My major prejudice is that of a parish priest who is deeply committed to the parish model, not just as an expression of Anglicanism, but as Anglicanism’s primary ecclesiological and missional platform. Without a vibrant parish system, we will become a hollowed-out and inconsequential Church, characterised by a portfolio of seemingly successful projects, such as resource churches, and yet divorced from a wider Anglican nexus of relationships.
This is both my fear, and my prejudice. I, therefore, agree with the Revd Stephen Trott that “we need to find a better way to run the Church of England.” I also feel that we need to become far less concerned with numbers — 10,000, for instance — and the propensity to brand various initiatives and forms of ministry.
Nevertheless, I also worry that in our ongoing debates we are losing the ability to encounter the other as a beloved “thou”. Our rhetoric suggests a rugby match, ten minutes before kick-off, c.1990, when all that emanated from the respective dressing rooms was a mixture of impassioned but unsubstantiated winner-takes-all claims.
The Bishop of Islington, at the Myriad Conference, said: “It is always new churches that are best at reaching younger generations, the unchurched, minority groups, and groups of people not seen in other churches,” while, at the launch of the Save the Parish campaign, which I attended, Canon Alison Milbank said: “The Holy Trinity, Brompton, model that is so much in the ascendancy could carry on its life in any Protestant denomination.” Are these statements true, or dressing-room rhetoric?
As a Church, we need to speak better, and start with a clear expression of our own fears and prejudices and a commitment to encountering the other as a “thou”.
The Vicarage, Vicarage Road
Winslow, Bucks MK18 3BJ
Gifts and opportunities of the retired clergy
From the Rt Revd Ian Brackley
Sir, — Your leader comment (6 August) highlighted a problem of the need for better understanding of how lay leadership can be better integrated and developed with ordained leadership in our parishes.

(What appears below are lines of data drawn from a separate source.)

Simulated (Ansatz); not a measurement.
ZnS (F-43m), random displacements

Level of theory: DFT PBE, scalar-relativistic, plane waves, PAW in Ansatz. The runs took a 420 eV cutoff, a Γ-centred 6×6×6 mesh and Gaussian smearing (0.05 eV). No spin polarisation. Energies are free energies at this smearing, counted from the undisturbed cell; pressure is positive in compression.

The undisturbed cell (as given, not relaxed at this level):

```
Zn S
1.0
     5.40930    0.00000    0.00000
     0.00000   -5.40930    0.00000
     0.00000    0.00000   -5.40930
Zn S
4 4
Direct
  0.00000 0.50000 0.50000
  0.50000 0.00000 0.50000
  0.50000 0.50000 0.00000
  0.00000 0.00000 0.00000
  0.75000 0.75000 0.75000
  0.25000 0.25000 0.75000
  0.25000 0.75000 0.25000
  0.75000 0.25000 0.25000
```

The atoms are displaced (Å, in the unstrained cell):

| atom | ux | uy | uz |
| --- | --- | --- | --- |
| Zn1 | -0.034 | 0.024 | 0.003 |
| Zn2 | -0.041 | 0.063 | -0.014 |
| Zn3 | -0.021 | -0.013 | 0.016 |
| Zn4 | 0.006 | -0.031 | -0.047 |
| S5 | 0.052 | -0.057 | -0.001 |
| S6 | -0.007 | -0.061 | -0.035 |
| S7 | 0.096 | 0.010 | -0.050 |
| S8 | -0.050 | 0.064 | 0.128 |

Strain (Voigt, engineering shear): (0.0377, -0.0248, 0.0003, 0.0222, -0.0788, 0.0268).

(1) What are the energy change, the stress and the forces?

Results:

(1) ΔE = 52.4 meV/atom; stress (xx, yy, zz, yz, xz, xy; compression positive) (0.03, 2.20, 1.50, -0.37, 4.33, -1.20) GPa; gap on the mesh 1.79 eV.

This is something with which I can wholly concur. But I was disheartened to read the sentence that concluded “and most parishes now have to accommodate a shared or part-time priest, or even a succession of retired minsters.” Apart from the oxymoron “part-time priest”, the priestly ministry offered by retired clergy plays a vital part in the resources available to dioceses and parishes.
There are many more retired clergy than those in stipendiary ministry, and they have a wealth of experience to offer. In the first ten to 15 years or so of retirement, many are happy to assist in a regular and committed way, using their gifts and specialisms gained, and not just seen as “fillers-in” for the occasional need or vacancy. Being a regular part of a leadership team of clergy and laity in our parishes is something that many retired clergy would value and to which they would have much to contribute.
Chair, Retired Clergy Association
1 Bepton Down
Petersfield GU31 4PR
The Archbishop of York on the English regions
From Miss Vasantha Gnanadoss
Sir, — The Archbishop of York on his website claims that “Many English people feel left behind by metropolitan elites in London and the South East. . .” Yet some politicians and journalists belonging to these supposed elites were quick to criticise the Prime Minister’s indefensible joke about the closure of mines. The Church of England at a senior level has been silent on this so far.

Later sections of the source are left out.